Ron and Jerry’s lives and careers as artists, writers, and educators intersected again and again spanning decades, yet despite their shared history they couldn’t have been more different in practice. Both grew up in the United States and moved to Canada to take up teaching positions at art schools. They first encountered one another at the Nova Scotia College of Art and Design in the 1970s. Both artists have engaged with landscape as subject matter, both experimented with shifting their work from the two-dimensional plane of the page and canvas to sculptural constructions and both oeuvres show a strong inclination toward monochromatic work. This may be where the similarities end.
Ron is a serious academic and historian whose research, writing, and teaching have informed his decades of serious art practice. Painting and drawing is his means of reflecting on life experiences, of building connections between the emotional and physical realms. His work navigates the path between his intuition, imagination, intellect…and the hand that guides the brush to the surface of the canvas. Mark-making is, for Ron, an analytical process that is informed as much by his extensive knowledge of the great 20th Century modernists as by his own experiences, feelings and imaginings. His most iconic form, the Monkey Rope, is inspired by a chapter in Moby Dick. The Monkey Rope was a means by which sailors tied themselves to the boat and to each other in bad weather. True to Ron’s artistic methods, the twisting forms rendered in acrylic or charcoal are an abstracted interpretation of this knot, his emotional response to the metaphor of the chapter…in life, we are bound by the ones we love, we keep each other safe, we make each other strong.

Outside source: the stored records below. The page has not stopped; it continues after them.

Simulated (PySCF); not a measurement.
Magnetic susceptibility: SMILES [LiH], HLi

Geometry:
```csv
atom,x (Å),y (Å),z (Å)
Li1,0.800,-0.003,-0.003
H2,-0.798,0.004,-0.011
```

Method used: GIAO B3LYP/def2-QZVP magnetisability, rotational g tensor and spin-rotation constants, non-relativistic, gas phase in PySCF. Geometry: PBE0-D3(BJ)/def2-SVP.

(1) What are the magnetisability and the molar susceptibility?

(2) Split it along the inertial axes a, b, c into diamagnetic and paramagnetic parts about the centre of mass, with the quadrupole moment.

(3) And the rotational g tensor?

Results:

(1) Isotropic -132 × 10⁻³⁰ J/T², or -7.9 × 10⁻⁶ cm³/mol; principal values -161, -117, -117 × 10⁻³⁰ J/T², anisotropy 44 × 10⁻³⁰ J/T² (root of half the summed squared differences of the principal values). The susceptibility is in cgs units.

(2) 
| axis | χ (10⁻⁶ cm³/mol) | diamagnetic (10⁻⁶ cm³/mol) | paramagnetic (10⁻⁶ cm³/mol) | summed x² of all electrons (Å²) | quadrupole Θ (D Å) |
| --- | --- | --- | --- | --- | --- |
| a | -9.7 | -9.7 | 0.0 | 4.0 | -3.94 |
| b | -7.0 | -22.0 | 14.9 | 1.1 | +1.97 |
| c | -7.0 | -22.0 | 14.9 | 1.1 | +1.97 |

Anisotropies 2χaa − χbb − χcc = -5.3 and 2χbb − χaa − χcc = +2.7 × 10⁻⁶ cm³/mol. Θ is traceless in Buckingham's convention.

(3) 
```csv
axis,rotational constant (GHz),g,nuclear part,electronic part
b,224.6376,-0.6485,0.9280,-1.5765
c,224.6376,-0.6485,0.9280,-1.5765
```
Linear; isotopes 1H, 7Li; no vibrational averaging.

Jerry, while equally informed by the same canon of art history was besieged by it and waged his own revolt against the regime of tradition and reverence toward academia. His was a working class practice influenced by the region of his adoptive province and the folk art traditions that abound there; where materials are sourced from the hardware store rather than an art supply. While Ron has worked tirelessly to develop an oeuvre that respects the intellectual and aesthetic legacy of 20th Century modernist painters, Jerry has, in equal measure, worked to subvert it. If Ron is the classic academic historian…Jerry was the pirate. His method was unemotional and process-oriented, plundering art practices to make works which looked like clichéd Canadian landscape or a Readymade or abstract expressionism, but was always made in mockery of what he felt was the pretentiousness of painting. He worked with black enamel to avoid the possible interpretations that come with using colour. He would place various utilitarian items (ropes, chain, draincovers, trash can lids) on the floor of his studio and roll paint onto the canvas draped over them. He wanted the viewer to bring all of their beliefs and biases to the work, to look at it actively, to interpret and reinterpret…only to have all of it stripped away when they read the label: 400ft of rope.
Ron and Jerry traversed the landscape of Canadian contemporary art, and changed it’s topography as they went. Their accomplishments as contemporaries showcase two distinct sides of the post-modernist movement. Each artist has had a massive impact on the future of contemporary Canadian art and the hundreds of young artists who were mentored by them. Together in this exhibition, it’s obvious that they share the vocabulary of their mutual history, romance and satire side by side.